Referring back to the OP here and what I do not understand.
I'd like to automate my new house that we are building right now... The only problem is that I'm new to all this and I don't know a single thing about electricity and other stuff like that.
My guess is that you are in the planning stages and the next paragraph of LED lighting is indicatory of what you want in your new home or did you purchase a home with just LED lighting in place?
The whole house has wired LEDs. I'd like to be able to control them ( on/off, dimmer, scenes, etc...) over smartphones, tablets, in-wall touch screens and avoid ( if possible) the wall switches ( we don't want to have 8 side by side switches...). After long hours of reading, I think I know we have to pass wires from all the leds to a (lots) module in a control panel ( structured media enclosure leviton style...) but I don't know what kind of module, how many, etc... We would also like to be able to use motion detector to close/open lights in different areas of the house.
Typically today you can replace every 120VAC wired light bulb with an LED lamp that runs on 120VAC. It is a cost saving measure and there is nothing special about using LED 120VAC lights with legacy switches. (not automated switches).
A new home typically will be utilizing old standards of 120VAC wiring. I would do some homework relating to standard 120VAC home wiring. For a moment take the LED lighting stuff out of the picture.
There are many ways today to automate lighting connected to standard home wiring.
LED lighting is replacing incandescent lighting. It is different and still works fine using 120VAC.
Automation of 120VAC involves a bit more electrical stuff. IE: deeper electrical boxes, neutral wires at each box, et al.
Here still a bit in to mostly incandescent lighting. I have now migrated a few things over to 120VAC LED lighting. I also have been using 12VDC LED lighting.
The above noted and I believe it's been mentioned a few times since the OP. With new contruction wire standard electric and then up the standard a bit. Over the years here have increased the number of breakers in my panel by splitting out the electric in sections and rooms in the house. IE: I redid my family room and today it has a breaker for just the lighting and a couple of breakers for the electrical outlets. I did put all of the multimedia stuff on one breaker and it is separate from the rest of the outlets in the family room. I did similar in the master bathroom for the "tub", lighting et al. Make the 120VAC wiring automation friendly. Really there isn't much involved in this cost wise.

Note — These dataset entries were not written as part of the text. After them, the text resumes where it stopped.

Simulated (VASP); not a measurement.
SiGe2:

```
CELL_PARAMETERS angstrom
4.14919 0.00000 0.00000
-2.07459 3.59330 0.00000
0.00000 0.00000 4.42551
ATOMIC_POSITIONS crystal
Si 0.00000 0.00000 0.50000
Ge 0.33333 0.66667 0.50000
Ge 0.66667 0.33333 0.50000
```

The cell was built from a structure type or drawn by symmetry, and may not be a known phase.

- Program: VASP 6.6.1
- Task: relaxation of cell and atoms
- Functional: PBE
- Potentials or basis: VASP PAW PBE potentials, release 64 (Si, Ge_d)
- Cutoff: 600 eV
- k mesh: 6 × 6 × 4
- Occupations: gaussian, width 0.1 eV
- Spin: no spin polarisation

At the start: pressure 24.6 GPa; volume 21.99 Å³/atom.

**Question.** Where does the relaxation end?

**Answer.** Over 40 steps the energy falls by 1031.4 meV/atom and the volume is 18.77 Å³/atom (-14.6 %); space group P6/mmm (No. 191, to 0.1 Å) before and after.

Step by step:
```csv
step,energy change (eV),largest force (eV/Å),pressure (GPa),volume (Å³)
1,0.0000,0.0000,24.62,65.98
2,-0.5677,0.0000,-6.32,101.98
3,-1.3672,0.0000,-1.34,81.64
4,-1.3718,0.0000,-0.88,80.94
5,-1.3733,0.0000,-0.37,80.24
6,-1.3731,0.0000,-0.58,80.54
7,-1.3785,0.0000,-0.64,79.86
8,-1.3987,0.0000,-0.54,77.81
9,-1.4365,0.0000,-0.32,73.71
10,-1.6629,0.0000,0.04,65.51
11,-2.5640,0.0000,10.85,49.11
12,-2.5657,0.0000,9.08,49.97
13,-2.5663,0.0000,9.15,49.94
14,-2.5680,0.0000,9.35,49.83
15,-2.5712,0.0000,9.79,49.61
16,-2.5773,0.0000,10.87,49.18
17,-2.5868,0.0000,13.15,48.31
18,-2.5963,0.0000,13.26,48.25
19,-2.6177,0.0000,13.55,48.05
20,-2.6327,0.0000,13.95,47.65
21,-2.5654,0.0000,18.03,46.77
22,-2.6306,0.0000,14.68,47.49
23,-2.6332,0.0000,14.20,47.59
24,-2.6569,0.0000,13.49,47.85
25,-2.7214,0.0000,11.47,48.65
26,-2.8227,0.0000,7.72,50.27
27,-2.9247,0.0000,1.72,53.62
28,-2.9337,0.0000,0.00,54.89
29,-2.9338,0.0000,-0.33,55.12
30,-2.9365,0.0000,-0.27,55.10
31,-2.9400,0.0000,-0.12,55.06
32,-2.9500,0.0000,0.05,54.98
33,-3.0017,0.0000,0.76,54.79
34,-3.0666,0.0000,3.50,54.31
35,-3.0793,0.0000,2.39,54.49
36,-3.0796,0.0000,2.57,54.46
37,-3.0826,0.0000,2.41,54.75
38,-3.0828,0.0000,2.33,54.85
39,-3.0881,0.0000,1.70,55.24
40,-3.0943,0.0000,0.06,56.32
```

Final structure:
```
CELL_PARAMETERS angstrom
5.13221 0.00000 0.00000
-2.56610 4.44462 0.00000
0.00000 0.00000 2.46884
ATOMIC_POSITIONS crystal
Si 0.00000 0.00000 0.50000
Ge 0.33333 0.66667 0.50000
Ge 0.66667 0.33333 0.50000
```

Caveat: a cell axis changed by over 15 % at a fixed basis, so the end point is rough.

The original automated switch was not made for LED lighting rather incandescent lighting. #1, #2 and #3 below now are just beginning to change such that they work with LED 120VAC lighting. Working means that they DIM and go on and off just like incandescent lighting.
Many folks illuminating kitchen counters these days use strips of low voltage LED lighting. Typically these are connected to a 120VAC transformer which connects to a wall switch or are turned on right at the transformer. You can now also dim these but it involves a bit more electrical work. Tinkering a bit here I am using both 120VAC LED lighting under counters and 12VDC under counters (due to WAF using the garage kitchen cabinets for testing this stuff).
The automated switch comes in various flavors today. The older automated switch while being connected to 120VAC was controlled by a low voltage wire which went to a controller. (it still is the sure bet of automating a wall switch today). If you are going to utilize 120VAC connected LED lighting then make sure that the automated switch you utilize can work with 120VAC LED lighting. ON, OFF, DIM LED lighting is what you are looking at.
1 - pure powerline is X10 and UPB
2 - powerline hybrid is powerline and wireless bridging
3 - wireless is now using Z-Wave, Insteon, Zigbee and 802.XX.
When you decide which methodology you want to utilize also look at the cost of the switch and how many switches you will need and how long it will last and get comfortable with the technology of use and configuration.
Here migrated my X10 stuff over to XTB and do not have issues with it today. I do only utilize it for my Christmas decorations setting the house codes to be identical.
Most of my UPB today is in light switch modules in metal boxes and electric is using metal conduit. I do also have a few UPB lighting modules around. I have no issues with any of it today.
I do also utilize Z-Wave and Zigbee for certain things and it works fine for me.
I was an early adopter of Insteon (the salad days) as I originally transitioned all of my old X10 (from the 70's) over to it a few years back.
That said I did like that my Insteon switches were controlled by X10 controllers and Insteon controllers. For me it was the right path to go.
I like UPB much more than Insteon today.
RadioRA is very popular these days and on this forum.
Personally here I prefer to utilize the wire (whatever it is) for my automation transport stuff. That is a personal choice.